Friday, Aug. 30, 1963
Born. To Hassan II, 34, strong-willed King of Morocco, and Lalla Latifa, 19, Hassan's only "royal spouse" (though not his queen, since Moslem custom bars women from such status): their second child, first son and heir to the troubled throne; in Rabat, Morocco. Name: Sidi Mohammed, after Hassan's father, the late Mohammed V.
Married. Stephanie Wanger, 20, daughter of Actress Joan Bennett and Film Producer Walter Wanger; and Frederick Guest II, 25, investment banker-son of Socialite Winston Guest; in one of Manhattan's gayest summer weddings, attended by the Maharajah of Jaipur, and including Prince Juan Carlos, son of the Spanish Pretender, as an usher, after which the newlyweds took off for a year-long honeymoon.
Married. August Anheuser Busch III, 26, son, grandson and great-grandson of presidents of St. Louis' Anheuser-Busch, Inc., the nation's largest brewery (Budweiser), himself the newest (two weeks) board member; and Susan Marie Hornibrook, 25, space buyer in a Los Angeles ad agency; in Los Angeles.
Died. Eric Allen Johnston, 66, dynamic apostle of a "new capitalism" as the four-time (1942-46) president of the U.S. Chamber of Commerce, savvy adviser and special envoy (to Latin America, Russia, the Middle East) for three U.S. Presidents, since 1945 Hollywood's unflagging champion as head of the Motion Picture Association; following a stroke; in Washington. A handsome, athletic extravert, Johnston began as a Spokane vacuum-cleaner salesman, became the Northwest's biggest independent appliance distributor. As movie watchdog, he led the campaign to blacklist movie Communists, coped with foreign competition by quietly liberalizing production codes to the point that even the once-rejected The Moon Is Blue was deemed nonblue enough to pass muster. In 1953 he went to the Middle East for President Eisenhower and proposed a plan for sharing the Jordan's waters so commonsensical that only the refusal of Arabs to cooperate with Jews blocked it.

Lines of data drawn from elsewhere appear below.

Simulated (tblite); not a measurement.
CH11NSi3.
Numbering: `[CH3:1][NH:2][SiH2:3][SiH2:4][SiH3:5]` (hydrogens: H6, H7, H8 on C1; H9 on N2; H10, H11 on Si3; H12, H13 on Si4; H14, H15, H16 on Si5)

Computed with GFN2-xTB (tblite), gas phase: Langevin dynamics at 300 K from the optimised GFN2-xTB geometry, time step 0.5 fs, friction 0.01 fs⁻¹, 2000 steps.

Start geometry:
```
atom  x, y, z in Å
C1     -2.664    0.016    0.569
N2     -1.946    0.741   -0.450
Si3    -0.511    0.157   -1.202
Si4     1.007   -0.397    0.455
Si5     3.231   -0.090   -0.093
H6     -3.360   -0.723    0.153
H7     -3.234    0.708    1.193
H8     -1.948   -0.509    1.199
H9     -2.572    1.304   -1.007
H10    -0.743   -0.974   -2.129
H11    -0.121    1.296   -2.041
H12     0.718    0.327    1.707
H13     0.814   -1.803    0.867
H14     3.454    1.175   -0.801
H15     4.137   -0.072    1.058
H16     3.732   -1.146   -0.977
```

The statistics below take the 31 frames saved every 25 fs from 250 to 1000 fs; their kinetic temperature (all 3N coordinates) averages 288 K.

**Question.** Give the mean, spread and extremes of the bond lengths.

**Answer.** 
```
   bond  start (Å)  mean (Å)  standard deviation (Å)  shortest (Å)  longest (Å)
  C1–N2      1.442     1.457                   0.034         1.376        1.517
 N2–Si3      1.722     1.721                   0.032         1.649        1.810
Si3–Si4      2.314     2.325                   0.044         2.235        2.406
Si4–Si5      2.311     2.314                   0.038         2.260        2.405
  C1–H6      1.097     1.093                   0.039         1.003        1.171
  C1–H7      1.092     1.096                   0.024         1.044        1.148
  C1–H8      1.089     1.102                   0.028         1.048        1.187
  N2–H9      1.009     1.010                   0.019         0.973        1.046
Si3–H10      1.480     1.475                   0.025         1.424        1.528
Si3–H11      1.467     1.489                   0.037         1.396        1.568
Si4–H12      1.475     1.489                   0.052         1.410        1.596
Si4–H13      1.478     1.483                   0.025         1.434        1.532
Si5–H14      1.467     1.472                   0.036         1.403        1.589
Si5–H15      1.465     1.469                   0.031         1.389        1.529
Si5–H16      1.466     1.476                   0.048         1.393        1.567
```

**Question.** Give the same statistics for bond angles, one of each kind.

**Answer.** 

Died. Phyllis Bottome (rhymes with got home), 79, British novelist and disciple of Viennese Psychologist Alfred Adler, who turned out 34 melodramatic novels, including two bestsellers of the 1930s (Private Worlds, The Mortal Storm), climaxed her career with an excellent biography of Adler; after a long illness; in London.
Died. William Richard Morris, Viscount Nuffield, 85, Britain's Ford of auto production and Carnegie of philanthropy; after a long illness; at Nuffield, Oxfordshire (see WORLD BUSINESS).